Almost 87 years old, Father Mario Balbi no longer drives a car.
But the chaplain at the Stella Maris Chapel in Port Newark still makes his daily rounds of the harbor, scrambling up ladders – if not as spry as a young sailor, then with the same determination – a lively, energetic man who has been in love with the sea all his life, and has for the last 11 years been part of a yearly ritual during the last Friday in June of blessing the fleet.
“I remember 11 years ago, he walked into my office and asked if we could do this, so we did,” said Gary Whyte, director of northeastern operations for Ecuador Line, during a brief ceremony that marked the beginning of this year’s blessing.
Although each year Balbi is joined by other clergy, this year he had the privilege of being joined by Archbishop Peter L. Gerety and his aide, Monsignor Francis R. Seymour, who sailed the harbor onboard a tugboat helping to cast prayers and holy water over the unloading freighters.
Balbi, who is also the author of a book called “The Unpublished Don Bosco” spends up to 70 hours a week, not just meeting and greeting the crews of incoming ships, but taking an interest in the lives of those who come into his parish – which just happens to stretch along the coast of Newark Bay from Newark to Elizabeth and Staten Island.
During his blessing, Balbi frequently shouted out to crews as the tugboat paused to give each ship its blessing and the crews who have come to know, respect and even love him, let the ship horns bellow in answer.
Balbi told reporters who documented each mile of the trip from ship to ship that sailors are often lonely because they are away from their homes and families for most of the year, and he has become a champion for those who come into Newark Bay. Balbi is also a long way from Brazil and the Amazon rainforest where he grew up, and while his village was nearly a thousand miles from the sea, he frequently greeted the packet boats that sailed up the river monthly bringing supplies.
Ordained in 1949, Balbi didn’t immediately become the “apostle to seafarers” as he is sometimes called, but spent nearly two decades teaching literature, Latin and French.
In 1969, after seeking a change of duties, Balbi was assigned to the Port of Savannah in Georgia, where for the next 20 years he conducted a labor of love, serving as spiritual guide to sailors whose ships eased into his port.
Then in 1990, when other men might have retired, Balbi took an assignment at Stella Maris, Seaman’s Church, looking out for the souls of sailors coming and going from Port Newark and Howland Hook Marine Terminal, the way he had those in the Port of Savannah, picking up where he had left off with his yearly ritual of blessing the ships at harbor each year.

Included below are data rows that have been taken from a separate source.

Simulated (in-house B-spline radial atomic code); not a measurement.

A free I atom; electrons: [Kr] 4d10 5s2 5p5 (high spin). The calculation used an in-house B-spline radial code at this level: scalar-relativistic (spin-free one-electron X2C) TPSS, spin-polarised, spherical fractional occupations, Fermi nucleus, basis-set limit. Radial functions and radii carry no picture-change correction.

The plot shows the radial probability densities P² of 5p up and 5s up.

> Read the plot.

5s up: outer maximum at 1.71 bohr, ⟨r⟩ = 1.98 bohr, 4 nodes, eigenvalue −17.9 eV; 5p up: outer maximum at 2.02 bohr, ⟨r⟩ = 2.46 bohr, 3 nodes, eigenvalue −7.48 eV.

“He can still climb up and down those ladders,” said Rev. Dan Hogan, a minister at Christian Cultural Center in Brooklyn, who serves as chaplain to the longshoreman’s union and has worked in Port Newark for 47 years.
A new view of Bayonne
The blessing of the fleet was made possible partly because of the donation of the tugboat by Moran Towing and Transportation company, which provides tugboat services not only to New York Harbor, but with a fleet of 95 tugboats from New England to Texas, making it the largest provider on the East and Gulf coasts.
Steered by Capt. Vincent Parker, the tugboat brought the holy men including Rabbi Michael Melneck, journeyed sought, passing the former Texaco site in Bayonne, as well as Bayonne Bridge and Shooter’s Island to eventually arrive at the New York Container Terminal on Staten Island where Whyte had arranged for a fireboat show complete with tied red and blue water spouts.
Between ships, Gerety – who turns 94 in mid July – stared out at the harbor sights, and laughed about his aide, who was born and raised in Bayonne.
“All he talks about is Bayonne,” the archbishop laughed. “That’s all I ever get out of him, talk about his hometown.”
Seymour was a resident of Bayonne until he was ordained as a priest in 1963. He lived across the street from St. Mary’s, Star of the Sea, the oldest church in Bayonne, and for a time he even delivered newspapers in his hometown.
“I still have family in Bayonne and return there once a week to see them,” he said.
Seymour, who serves as Gerety’s secretary, also serves at St. Cecilia Church in Kearny.
Although this was Seymour’s first view of Bayonne from the Newark Bay, he said he has seen Bayonne’s eastern shores as ferries frequently tread those waters.
Bayonne Bridge faces an uncertain future
As the tug nears Bayonne Bridge, two dock men talk about the port and the problems the bridge poses for the future of the harbor.
Rev. Mark P Gardner is a relative newcomer to Port Newark, spending the better part of the year making his living driving a forklift and other activities from one end of the port to the other. A longshoreman from ILA 1233, he grins a little at the mention of Tom Cruise – who recently played the part of a Port Newark longshoreman in Steven Spielberg’s “War of the Worlds.”
Cruise’s scenes depicting his work at the port, however, were filmed at Red Hook Brooklyn yards, where fellow longshoremen operated the cranes that lifted containers from the ships, said Buddy Smith, a longshoreman who has spent the last 29 years working throughout the Newark Bay complex.
Both men talk about the changes they are seeing, the expansion of the port and its facilities.
“We are the largest – maybe the only – growing industry in the Northeast,” Smith said, looking out at new cranes that have been installed near the Newark-Elizabeth border on Newark Bay designed to handle freight from the new fleets of cargo ships that dwarf in size many of the existing ships.
Unfortunately, Smith noted, these new ships cannot sail under the Bayonne Bridge, and though the Army Corps of Engineering is dredging the Kill van Kull, the bridge still poses an obstacle – a matter that may see the reconstruction of the bridge in the near future. Many of the 5,000 ships that pass under the bridge every year find the bridge too low, delaying entry for the lowest tide so as to increase the clearance.
Bayonne Bridge has a clearance at most of 151 feet high. Most new super-sized ships when compacted are 145 feet high, too close to calculate for safe passage. Port officials believe the bridge will either need to be elevated or replaced with a high bridge so that the estimated increase to 10,000 ships per year can be accomplished.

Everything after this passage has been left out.